Second, the scandal of the cross as the instrument and story of our salvation. Our conventional religion says, over and over, that we get to heaven, we find our salvation, by being good people. “I hope I’ve been good enough,” one person says to me, clearly imagining that scale on which the good and the bad we have done are set and hoping that their good outweighs their bad. But the Scripture declares that “all our righteousness is as filthy rags” in the sight of God (Isaiah 64.6). It doesn’t matter whether our good deeds outweigh our sins. All that matters is Jesus. That’s why we’re all about Jesus here at Christ Church.
       It doesn’t matter how wise or smart we are, how well we know the rules, how well we follow them. All that matters is Jesus. It doesn’t matter how powerful we are, how well we resist temptation, how strong our will power to choose good and shun evil. All that matters is Jesus. It doesn’t matter our how wealthy we are, how rich our store of good deeds, how much our philanthropy blesses our community and world. All that matters is Jesus. That’s why we’re all about Jesus here at Christ Church.
       That is only “part 1” of why the cross is such a scandal. It makes us all equal, no matter what we have done, before the grace of God. And it says decisively to you and to me: You cannot save yourself. You must throw yourself upon Jesus and his grace. Part 1 of the scandal is what the cross says about us.

Part 2 of the scandal, and the most important part, is what the cross says about Jesus. It says that Jesus comes not for the righteous but for the sinners. And that has never been good news for religious folks. It says that Jesus loves the outsider, loves the sinner. How does it say that? It says that becomes that’s what Jesus becomes, fully, in the cross. He dies “outside the gate” (Hebrews 13.12), a death of disgrace that joins him with all of us who are disgraced. He dies with sinners, not just for sinners. He dies as a sinner. “He made his grave with the wicked … and was counted with the transgressors” (Isaiah 53.9-12).
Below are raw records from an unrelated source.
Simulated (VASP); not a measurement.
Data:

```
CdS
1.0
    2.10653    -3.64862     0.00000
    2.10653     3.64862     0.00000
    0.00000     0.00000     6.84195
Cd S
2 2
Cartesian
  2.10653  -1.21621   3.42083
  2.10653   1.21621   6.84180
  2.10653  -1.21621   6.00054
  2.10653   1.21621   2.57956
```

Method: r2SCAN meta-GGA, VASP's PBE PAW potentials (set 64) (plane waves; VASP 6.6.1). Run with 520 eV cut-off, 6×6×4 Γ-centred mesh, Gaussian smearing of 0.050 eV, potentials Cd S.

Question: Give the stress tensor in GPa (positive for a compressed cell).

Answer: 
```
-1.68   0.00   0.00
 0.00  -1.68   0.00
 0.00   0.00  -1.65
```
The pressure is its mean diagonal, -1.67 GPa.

Note that this vision of salvation is not just about dealing with our sin. It isn’t just about justification in a legal sense – “pardon for sin.” It is also about justification in the relational sense – “peace that endureth,” peace with God (Hymn, “Great Is Thy Faithfulness”). That’s being with and it is the theme of the salvation story from beginning to end of the Scripture. In the wilderness, the LORD tells Israel: “I am the Lord their God, who brought them out of the land of Egypt that I might dwell among them” (Exodus 29.45-46). That’s being with. Isaiah imagines Egypt, Assyria, and Israel worshiping God together. That’s being with. The wise woman speaks with king David about the return of his son in terms of God’s saving work, so that the “banished might return” and be family. That’s being with. Jesus dies as an outsider and we too are invited to go to him, “outside the gate” (Hebrews 13.12). That’s being with. Jesus dies as a sinner and we are invited to join him as a “friend of sinners” (Matthew 11.19). That’s being with. So, who are we to say that we cannot be in communion with sinners, let alone persons with whom we disagree? (Steve West)
       If there is to be a scandal in the church, it should not be Christians suing each other. It should not be getting a reputation as hateful and judgmental people. It should not be marital indiscretions by our pastors and leaders. It should be that we are all about Jesus – as the unique Son of God, the unique Savior, the unique lover of our souls. In Jesus, God definitively and permanently chose US! Not because we’re all that wonderful but because God just decided to love us. In Jesus, God chose to be with us radically and totally, and to be with us to death. That is why the cross is such a scandal in the world. It makes no sense to those who want the world to make sense, and it is a total failure to those who always want to win. But because of the cross, because God chose to be with us radically even unto death, we can join God and be with God, and with each other, in LIFE.

Resources:
Samuel Wells, The Nazareth Manifesto: Being With God.